Poetry has been figuring in a lot of teen literature lately. Have you noticed? I don’t mean novels in verse, quality as some recent titles have been. Nor do I mean poetry collections for teens (a la Poisoned Apples or Paint Me Like I Am). The Guardian noticed this poetry trend, too, pointing out a few examples in a recent article, and asked its readers for more.
I liked how the article noted authors’ uses of poetry, such as Meg Cabot beginning the chapters of Avalon High with stanzas from The Lady of Shalott. These stanzas just happen to give a clue about the characters’ identities. The article also mentioned a similar use of poetry in Clockwork Angel, by Cassandra Clare: the lines that open the chapters are all from poets who lived in the time of the novel’s setting, late-19th century London.
For me, my mind went immediately to characters who read or write poetry. Anna Dalin covered a few of these in a 2014 Hub post for National Poetry Month. Writing poetry is often an accessible coping mechanism for teens who need a release or a creative outlet. In The Sky Is Everywhere, Lennie drops poems all over town, writing to and about her sister who has died. Every Last Word depicts the refuge Samantha finds in the Poet’s Corner club the year she most fears her OCD being discovered. Apple is only able to admit her real feelings about her mother through poetry in Apple and Rain. Gabi, A Girl in Pieces, chronicles Gabi’s eventful senior year, with poetry as the vehicle for finding her voice and confidence.
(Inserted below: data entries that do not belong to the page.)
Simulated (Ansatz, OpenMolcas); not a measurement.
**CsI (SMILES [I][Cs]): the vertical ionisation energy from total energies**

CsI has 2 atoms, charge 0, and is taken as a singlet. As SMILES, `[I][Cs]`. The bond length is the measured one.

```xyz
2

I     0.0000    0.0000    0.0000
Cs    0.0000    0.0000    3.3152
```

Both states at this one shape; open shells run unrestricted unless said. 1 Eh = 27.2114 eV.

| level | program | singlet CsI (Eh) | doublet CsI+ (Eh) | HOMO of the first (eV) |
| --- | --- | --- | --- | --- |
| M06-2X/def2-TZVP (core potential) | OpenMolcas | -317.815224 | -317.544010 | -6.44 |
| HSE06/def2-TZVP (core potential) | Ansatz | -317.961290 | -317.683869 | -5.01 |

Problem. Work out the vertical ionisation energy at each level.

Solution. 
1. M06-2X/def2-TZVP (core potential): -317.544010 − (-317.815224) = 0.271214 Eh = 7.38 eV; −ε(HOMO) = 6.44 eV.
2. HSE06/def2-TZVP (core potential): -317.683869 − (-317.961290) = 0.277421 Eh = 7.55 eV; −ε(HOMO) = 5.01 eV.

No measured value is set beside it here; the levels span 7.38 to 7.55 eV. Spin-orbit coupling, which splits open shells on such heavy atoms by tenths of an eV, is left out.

And when Emily deals with her boyfriend’s suicide through writing poetry in And We Stay, her connection with dead poet Emily Dickinson brings her in line with a poetry trend-within-a-trend. Have you spotted all of the Dickinson inspirations happening lately? Catch yourself up with titles such as Emily’s Dress and Other Missing Things, A Voice of Her Own: Becoming Emily Dickinson, Nobody’s Secret, and Death, Dickinson, and the Demented Life of Frenchie Garcia. And that’s only the teen books — there are more in middle grade! It’s an Emily revival!
What other instances of poetry in teen literature can you recall? I know I missed some good ones — share your favorites in the comments!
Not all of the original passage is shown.